Gang members clashed with police on Thursday near the Haitian government headquarters as ministers running a weak interim administration met for the first time in months.
AFP and a witness confirmed heavy gunfire in largely gang-controlled downtown Port-au-Prince near the National Palace.
The building had been abandoned because the area was deemed too dangerous but the cabinet met there Thursday to try to give a semblance of normality and order in a country with little of either.
Poverty-stricken Haiti has no sitting congress or president and has not held an election since 2016. Well-armed gangs control much of the country despite the deployment of an international force led by Kenya.
Prime Minister Alix Didier Fils-Aime’s office put out a statement saying the meeting marked a “symbolic and decisive phase” in the government retaking control of central Port-Au-Prince.
An AFP correspondent and another witness heard heavy gunfire near the National Palace as the meeting was underway. Police and armored vehicles patrolled the streets.
The government did not immediately say if anyone was hurt or killed.

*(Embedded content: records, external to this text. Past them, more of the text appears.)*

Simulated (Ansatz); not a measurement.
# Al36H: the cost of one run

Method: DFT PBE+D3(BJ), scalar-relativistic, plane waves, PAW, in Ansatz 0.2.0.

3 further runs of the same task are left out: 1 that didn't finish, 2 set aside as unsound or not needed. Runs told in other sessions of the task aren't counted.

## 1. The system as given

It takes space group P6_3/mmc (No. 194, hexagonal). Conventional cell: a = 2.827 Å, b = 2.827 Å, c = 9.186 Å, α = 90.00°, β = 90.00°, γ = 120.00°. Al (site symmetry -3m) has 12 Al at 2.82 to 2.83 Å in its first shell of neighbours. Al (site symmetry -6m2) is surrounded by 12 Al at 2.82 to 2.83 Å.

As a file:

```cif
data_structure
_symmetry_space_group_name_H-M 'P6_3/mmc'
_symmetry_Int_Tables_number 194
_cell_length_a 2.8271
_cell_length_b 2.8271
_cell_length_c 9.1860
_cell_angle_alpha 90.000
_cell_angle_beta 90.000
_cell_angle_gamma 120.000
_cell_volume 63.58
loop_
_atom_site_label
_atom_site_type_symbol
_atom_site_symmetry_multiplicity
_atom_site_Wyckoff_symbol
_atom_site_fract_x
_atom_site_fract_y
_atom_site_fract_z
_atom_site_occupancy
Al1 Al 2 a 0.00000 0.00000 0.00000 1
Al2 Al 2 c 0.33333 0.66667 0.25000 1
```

Haiti has a long history of political instability, poverty, corruption, violence and natural disasters. Its president was assassinated in 2021 and has not been replaced.
Things got worse in 2024 when gangs staged an offensive that forced the resignation of the prime minister.
The president of the transitional council now running Haiti, Laurent Saint-Cyr, recently said at the United Nations that his country is “at war.”